Chris Jones of the BBC joined Wednesday Night Rugby to discuss England and Marcus Smith.
England are not in a good place.
Eddie Jones' side slumped through the Six Nations, scraped past the line in their summer tour and have now endured a disappointing Autumn Nations Series. Salvaging a last-second draw against 14-man New Zealand and then kicking the ball out to settle for said draw was considered a good result for Jones.
In the past, that would have been a missed opportunity.
Jones expects his England side to be World Cup contenders. And while there is no evidence to support that possibility becoming a reality, the previous World Cup cycle is in Jones' favour. England were a bad team up until the final 12 months before the last World Cup.
They shocked Ireland in Dublin before going onto reach the World Cup Final, most notably demolishing New Zealand in the semi-final.
And while there are no signs of that resurgence coming, if it does happen then Marcus Smith will be central to any success. Chris Jones explained where Smith is in his development as England's 10.
"Marcus Smith is almost synonymous with this confusion around the England team," Jones said.

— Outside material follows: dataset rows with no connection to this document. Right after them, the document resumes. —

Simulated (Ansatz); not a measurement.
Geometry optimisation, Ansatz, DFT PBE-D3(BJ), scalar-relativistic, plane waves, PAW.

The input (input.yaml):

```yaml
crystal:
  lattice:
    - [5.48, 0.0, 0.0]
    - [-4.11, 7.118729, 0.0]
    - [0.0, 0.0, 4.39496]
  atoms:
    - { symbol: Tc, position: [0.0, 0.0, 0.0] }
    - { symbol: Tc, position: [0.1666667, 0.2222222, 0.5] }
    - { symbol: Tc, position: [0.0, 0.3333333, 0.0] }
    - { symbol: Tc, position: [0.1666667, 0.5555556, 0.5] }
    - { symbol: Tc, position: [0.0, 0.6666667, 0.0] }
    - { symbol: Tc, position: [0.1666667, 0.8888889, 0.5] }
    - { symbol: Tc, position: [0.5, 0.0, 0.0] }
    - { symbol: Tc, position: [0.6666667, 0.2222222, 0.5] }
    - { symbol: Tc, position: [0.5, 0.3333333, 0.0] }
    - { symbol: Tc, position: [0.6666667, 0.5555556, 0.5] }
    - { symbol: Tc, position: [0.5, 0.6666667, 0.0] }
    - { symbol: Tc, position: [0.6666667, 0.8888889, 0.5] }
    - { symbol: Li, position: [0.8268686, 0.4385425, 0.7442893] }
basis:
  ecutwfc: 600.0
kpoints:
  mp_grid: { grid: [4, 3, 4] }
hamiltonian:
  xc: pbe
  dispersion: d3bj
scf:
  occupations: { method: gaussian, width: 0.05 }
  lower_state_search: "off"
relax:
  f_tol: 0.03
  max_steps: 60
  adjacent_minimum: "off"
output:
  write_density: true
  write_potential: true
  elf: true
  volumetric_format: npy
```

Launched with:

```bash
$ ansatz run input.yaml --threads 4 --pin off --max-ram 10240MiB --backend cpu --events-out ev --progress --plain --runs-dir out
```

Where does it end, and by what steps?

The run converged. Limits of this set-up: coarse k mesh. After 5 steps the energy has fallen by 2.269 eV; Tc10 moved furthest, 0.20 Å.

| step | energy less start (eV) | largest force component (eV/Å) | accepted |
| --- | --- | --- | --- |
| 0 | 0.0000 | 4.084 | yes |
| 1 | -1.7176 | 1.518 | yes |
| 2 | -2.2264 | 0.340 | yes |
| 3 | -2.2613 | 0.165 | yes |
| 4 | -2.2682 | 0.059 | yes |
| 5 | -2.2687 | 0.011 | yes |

"Because he's had some lovely bits in his 18 months of test rugby. Owen Farrell was injured in that South Africa game last year and Smith ran the show. He kicked the winning goal. And looked that the man had born. In the Six Nations, I don't think he particularly had it all his own way."
Farrell was injured during the Six Nations. Smith played with some outstanding individual players, but as Smith notes, they were also unbalanced center partnerships. England didn't set up platforms for Smith with ball-carriers. That limited the space he played in.
He had similar challenges in Australia.
"He struggled a lot to put his stamp on the game. But then scores a breakaway try in Sydney to win the series. Similar to this Autumn, struggled really to put his stamp on the game, and then he makes a potentially match-saving break against New Zealand. That leads to the Barrett yellow. The floodgates start to open.
"Is Marcus Smith a test-quality out-half? Of course. Does he have a huge amount of potential? Of course. How does the team fit around him? And how does he fit into the team? That is the question a lot of England fans are asking.
"Is Smith-Farrell long-term or is Jones just working on that as an option he can use in 2023?"
Ireland have their own difficult dynamic at out-half. England's is arguably worse, but with a higher upside. Ireland need a backup in case Sexton isn't available, but England need their 10 and 12 to figure out how to get the most out of each other.
If they do that, they can combine the creativity of Smith with the proven consistency of Farrell. If Manu Tualagi is healthy at 13, suddenly there's lots of reasons to fear England.
That will give Ireland a real test in the Six Nations, something they should only benefit from ahead of the World Cup.